Prabir Purkayastha, Ladakh

Bodhi Art
535 West 24th Street, 4th Floor, 212-588-9605
Chelsea
February 23 - March 17, 2007
Reception: Thursday, February 22, 6 - 8:30 PM
Web Site


During the past fourteen years, Prabir Purkayastha has journeyed endlessly through the wilderness of Ladakh, which lies at the northern tip of India, and captured powerful images of the last bastion of ancient Tibetan culture. The powerful images of the landscape, sometimes juxtaposed with the people, are passionately crafted and speak volumes of a magical way of life which has changed little through the centuries. It is this age-old tapestry that Purkayastha reverently reveals in his collection of works on display at Bodhi Art.

Purkayastha evocatively frames a meditative study of a Ladakh that he loves and continually tries to understand. “Ladakh connects with me at a very emotional and spiritual level. I can spend a lifetime in there,” says the artist. In this collection, his photography occupies the interstitial space between documentation and the more expressive, imaginative arts. Though some landscapes seem to be from another world, they hold the tangible warmth of human presences: the people themselves often seem inseparable from the shadows and topography that frames them. Eminently theatrical, the air heavy with anticipation, each image, imbued with an air of spiritual rooted-ness and ancient wisdom, appears to hold a secret waiting to be discovered.

Ladakh took almost a decade to photograph. This primitive land of wind-swept plateau and snow-scarred deserts is spread across the towering citadels of the Great Himalayan and Karakoram ranges. Countless visits – throughout all the seasons – and endless days of traveling across the length and breadth of the land covering thousands of kilometers on foot, jeeps, trucks and horsebacks help create the pictures. The collection of works gently erases your sense of time and self, and you become one with this pilgrim as Purkayastha travels through this enchanted land.

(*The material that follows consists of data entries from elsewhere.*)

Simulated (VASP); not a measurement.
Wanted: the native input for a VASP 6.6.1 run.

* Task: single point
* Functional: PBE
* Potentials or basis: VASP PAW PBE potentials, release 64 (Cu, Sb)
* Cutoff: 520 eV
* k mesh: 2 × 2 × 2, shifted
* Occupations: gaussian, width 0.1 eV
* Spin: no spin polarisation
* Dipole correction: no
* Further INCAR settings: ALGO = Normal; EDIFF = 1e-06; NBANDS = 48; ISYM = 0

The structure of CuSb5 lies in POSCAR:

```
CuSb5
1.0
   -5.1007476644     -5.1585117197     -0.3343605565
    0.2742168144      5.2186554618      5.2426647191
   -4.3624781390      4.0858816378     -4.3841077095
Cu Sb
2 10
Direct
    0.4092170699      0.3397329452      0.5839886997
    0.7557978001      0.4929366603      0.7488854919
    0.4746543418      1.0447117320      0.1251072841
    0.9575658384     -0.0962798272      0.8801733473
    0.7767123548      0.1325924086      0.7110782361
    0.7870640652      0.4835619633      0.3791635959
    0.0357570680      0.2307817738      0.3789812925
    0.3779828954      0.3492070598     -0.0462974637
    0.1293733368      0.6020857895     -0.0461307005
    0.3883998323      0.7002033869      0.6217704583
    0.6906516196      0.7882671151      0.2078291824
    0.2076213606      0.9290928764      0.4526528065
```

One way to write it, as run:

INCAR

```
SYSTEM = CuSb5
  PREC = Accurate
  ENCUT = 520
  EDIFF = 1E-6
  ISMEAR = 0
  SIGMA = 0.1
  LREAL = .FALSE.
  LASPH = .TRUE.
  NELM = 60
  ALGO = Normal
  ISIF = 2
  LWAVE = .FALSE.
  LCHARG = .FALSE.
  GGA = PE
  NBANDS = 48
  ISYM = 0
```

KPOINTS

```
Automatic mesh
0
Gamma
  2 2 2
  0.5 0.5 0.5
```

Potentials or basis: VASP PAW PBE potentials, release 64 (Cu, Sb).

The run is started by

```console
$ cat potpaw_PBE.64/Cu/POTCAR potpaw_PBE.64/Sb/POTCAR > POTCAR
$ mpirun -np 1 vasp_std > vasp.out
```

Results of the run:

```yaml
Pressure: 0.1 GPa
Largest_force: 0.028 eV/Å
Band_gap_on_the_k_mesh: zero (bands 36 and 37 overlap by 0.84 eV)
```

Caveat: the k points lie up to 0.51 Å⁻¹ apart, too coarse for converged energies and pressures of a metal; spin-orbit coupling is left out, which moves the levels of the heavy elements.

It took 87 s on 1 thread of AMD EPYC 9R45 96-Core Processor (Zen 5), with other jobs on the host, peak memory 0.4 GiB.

In total, there are 45 photos on display of which 25 are new images which were not a part of the Bombay show. “Photography in India has matured to a level where, the marriage of evolved aesthetic sensibilities and the informed use of advanced technology gives us photographic prints that rightfully occupy the strata of any conventional art form. We are keen to push photography as a good and affordable investment for budding art collectors in the United States,” says Karen Stone Talwar, Gallery Director, Bodhi Art, New York.